Ticker: ALL1

Always 2% margin!
(most profitable & smallest possible fixed fee)

Ticker: ALL1


Guide On How to stake Cardano and Earn The Most Interest Rewards ROI

1. Download the Daedalus wallet from the official Cardano website at Daedaluswallet.io and download the Daedalus Wallet in the top-right menu. Right after the Shelley hard-fork, there was version 2.0.0. Download the latest version for your operating system and install it.

2. Right after the installation, the wallet will sync and download the ADA blockchain, this may take a while so go grab a cup of coffee and let the wallet do it’s thing. It should take not more than an hour if you have a standard network connection and a modern computer.

3. Make sure to send Ada to your wallet and if you don’t have any Ada yet then click here to buy some and send it to your wallet.

4. Go to the delegation tab and click on stake pools then search for ALL1 and click on the pool then click on delegate to this pool then click continue.

5. Choose your wallet from the drop down menu and click continue twice then enter your wallet password.

*You’re All Done. You’ll start receiving Ada passive income next Epoch*

What is a Stake Pool?

A stake pool is a reliable server node that focuses on maintenance and holds the combined stake of various stakeholders. Stake pools are at the core of Ouroboros, the Cardano proof-of-stake protocol. They are responsible for processing transactions and producing new blocks.

To be secure, Ouroboros requires a good number of ada holders to be online and maintaining sufficiently good network connectivity. This is why Ouroboros relies on stake pools committed to running the protocol 24/7, on behalf of ada holders.

While Ouroboros is cheaper to run than a proof of work protocol, running Ouroboros still incurs some costs. Stake pool operators are rewarded for running the protocol in the form of incentives from transaction fees and inflation of the circulating supply.

How Does Delegation Work?

As Cardano is a proof-of-stake system, owning ada not only allows you to buy goods or services, but also confers upon you the right and obligation to participate in the protocol and create blocks.

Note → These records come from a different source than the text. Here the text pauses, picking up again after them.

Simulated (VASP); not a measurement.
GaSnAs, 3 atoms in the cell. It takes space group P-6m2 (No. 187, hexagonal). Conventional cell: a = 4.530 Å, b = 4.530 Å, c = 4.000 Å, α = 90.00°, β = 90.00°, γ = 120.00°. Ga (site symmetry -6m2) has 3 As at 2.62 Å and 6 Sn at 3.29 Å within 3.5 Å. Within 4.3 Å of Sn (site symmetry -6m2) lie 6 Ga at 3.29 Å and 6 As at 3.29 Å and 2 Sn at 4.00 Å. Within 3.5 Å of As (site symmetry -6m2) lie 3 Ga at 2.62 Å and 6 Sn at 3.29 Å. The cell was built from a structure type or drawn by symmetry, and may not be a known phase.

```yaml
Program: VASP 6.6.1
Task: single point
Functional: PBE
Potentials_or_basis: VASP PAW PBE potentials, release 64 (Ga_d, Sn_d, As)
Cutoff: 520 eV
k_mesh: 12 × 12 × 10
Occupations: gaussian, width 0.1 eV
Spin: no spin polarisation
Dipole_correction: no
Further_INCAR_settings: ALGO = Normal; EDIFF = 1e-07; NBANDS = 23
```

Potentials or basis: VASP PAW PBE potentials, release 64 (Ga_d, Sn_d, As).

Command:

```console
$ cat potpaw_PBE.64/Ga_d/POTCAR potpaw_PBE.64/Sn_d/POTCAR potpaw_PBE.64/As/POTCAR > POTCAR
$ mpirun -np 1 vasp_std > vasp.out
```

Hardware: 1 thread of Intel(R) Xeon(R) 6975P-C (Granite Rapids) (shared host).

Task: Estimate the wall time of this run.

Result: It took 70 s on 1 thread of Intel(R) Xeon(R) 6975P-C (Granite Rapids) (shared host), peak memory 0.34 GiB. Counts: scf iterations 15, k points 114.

These two uses can be separated by the delegation mechanism, meaning someone who owns ada can keep the spending power, while delegating the power to participate in the protocol to someone else, a stake pool. It is important to note that funds can be spent normally at any time, regardless of how they are delegated.

What Is Pledging?

Pledging is an important mechanism that encourages the growth of a healthy ecosystem within the Cardano blockchain. When you register a stake pool you can choose to pledge some, or all, of your ada to the pool, to make it more attractive to people that want to delegate. Pledging is not required when setting up a stake pool, it can make the stake pool more attractive to delegators, as the higher the amount of ada that is pledged, the higher the rewards that will be paid out. The a0 protocol parameter defines the influence of the pledge on the pool reward.

Understanding rewards

During each epoch, rewards are distributed to all stakeholders who have delegated to a stake pool, either to their own stake pool, or another pool. These rewards come from two sources:

  • All transaction fees: collated from the set of transactions included in a block that was minted during that epoch.
  • Monetary expansion: involves distinguishing between the total supply of ada and the maximal supply of ada. The total supply consists of all ada currently in circulation, as well as the ada in the treasury. The maximal supply is the maximal amount of ada that can ever exist. The difference between these two figures is called the reserve. During each epoch, a fixed, (but parameterizable) percentage of the remaining reserve is taken from the reserve and used for epoch rewards and treasury, where the amount being sent to the treasury is a fixed percentage of the amount taken from the reserve.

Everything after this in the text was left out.